AN URGENT NEED TO INJECT FRESH EQUITY
An interview with Ms Akram
Khatoon, President, First Women Bank
By SHABBIR H. KAZMI
Jun 26 - Jul 02, 2000
The Government of Pakistan (GoP) has been playing an active role in the
restructuring of financial sector in the country. State Bank of Pakistan (SBP) had
injected Rs 9 billion in Habib Bank Limited (HBL) and Rs 21 billion in United Bank Limited
(UBL). Shareholders' equity of First Women Bank Limited (FWBL) has reduced to Rs 49
million from Rs 200 million due to forex losses encountered by the Bank in 1996. Even for
the recently announced Right Issue of HBL the central bank has paid Rs 8 billion.

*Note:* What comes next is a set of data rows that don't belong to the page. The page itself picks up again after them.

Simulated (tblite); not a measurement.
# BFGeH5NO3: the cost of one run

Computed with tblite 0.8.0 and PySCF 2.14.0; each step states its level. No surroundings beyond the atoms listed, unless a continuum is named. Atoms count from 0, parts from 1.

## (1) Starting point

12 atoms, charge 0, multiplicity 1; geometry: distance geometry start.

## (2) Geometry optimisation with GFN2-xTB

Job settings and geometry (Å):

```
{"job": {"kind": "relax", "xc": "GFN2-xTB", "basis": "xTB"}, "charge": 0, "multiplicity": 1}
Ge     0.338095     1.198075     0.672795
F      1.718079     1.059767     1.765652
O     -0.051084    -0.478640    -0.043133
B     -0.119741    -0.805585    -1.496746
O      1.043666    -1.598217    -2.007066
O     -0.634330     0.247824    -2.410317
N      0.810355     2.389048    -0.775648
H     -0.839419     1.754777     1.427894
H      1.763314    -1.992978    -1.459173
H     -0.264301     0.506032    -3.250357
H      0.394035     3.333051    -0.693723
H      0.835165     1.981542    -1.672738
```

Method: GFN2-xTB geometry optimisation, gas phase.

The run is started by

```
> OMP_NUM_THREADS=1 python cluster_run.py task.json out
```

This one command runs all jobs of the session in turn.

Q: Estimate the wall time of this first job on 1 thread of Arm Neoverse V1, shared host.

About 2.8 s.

Therefore, following the same cardinal principal the SBP should also inject fresh equity
in FWBL to bring it at par with other commercial banks. While shareholders' equity of a
large number of banks exceeded one billion rupees, the shareholder's equity of FWBL was Rs
49 million as on December 31, 1999.
It has been said repeatedly that imprudent policies of the GOP often
renders economically viable units into loss making entities. The same seems to be true
with FWBL. It has a very clearly defined mandate of extending micro-credit to women
entrepreneurs. However, during the first regime of Nawaz Sharif, the Bank was asked to
extend credit/finance 'Yellow Cabs Scheme". The Bank had disbursed around Rs 21
million under the scheme out of which over Rs 4 million is still outstanding against 43
clients. Out of this amount Rs 3.45 million is under classified category.
According to President of the Bank, Ms Akram Khatoon, "One cannot
say with certainty anything about the future of the Bank. The GoP initiated privatization
of FWBL in 1997 and even bids were received. But one of the women forum filed suit against
privatization of the Bank. The strategic buyer from UAE when came to know about the
mandate of the Bank also went into litigation with the Privatization Commission. Over the
past two years the employees are working under high level of uncertainty, their salaries
have not been raised and there is acute shortage of personnel. Globally the turnover of
women workers is high, it is even higher in Pakistan because most of the women are unable
to continue their professional career after marriage. Due to this phenomena and
restriction on fresh recruitment the Bank faces shortage of employees. The result is that
existing employees are overburdened. Therefore, it is necessary that the government must
decide the fate of FWBL urgently."
Though, FWBL is a commercial bank, it was established with a specific
mandate extending credit to women entrepreneurs and also to develop entrepreneurial
skills among women. FWBL is also headed and managed by women. The Bank had incurred huge
losses in 1996 but has been posting profit since 1997. Since its establishment, FWBL has
extended entrepreneurial skills programme for over 21,000 women. The average employment
creation by women borrowers is about four. FWBL mainly extends micro-credit ranging from
Rs 25,000 to Rs 50,000. Credits are extended to urban as well as rural women through its
38 branches spread all over the country, added Khatoon.
Talking about women bankers in Pakistan, Khatoon said, "Many
people in the country believe that strength of women in banks is low as compared to
international standard. But, you will be surprised to note that a large number of women
enjoy senior positions in both local and foreign banks operating in the country. Another
point to note is that more and more women are joining the banking profession. It is the
process of promotion, minimum number of years in a particular cadre and availability of
position, that many women leave the profession before attaining higher positions.
Here it is worth mentioning that Khatoon has attained the age of
retirement three years ago but could not be relieved simply because ministry of finance
has not been able to find out a suitable replacement for her. During May, applications
were called but the ministry seems to be too busy with matters of importance for the time
being. Khatoon believes the delay in relieving her is not being fair with other women
they must not be denied promotion.
FWBL has been a catalyst in the development of women entrepreneurs in
the country. It can play even more active role if more funds are available. Profit was not
the sole motive for the establishment of FWBL but it does follow prudent practices.
Therefore, its future should be secured.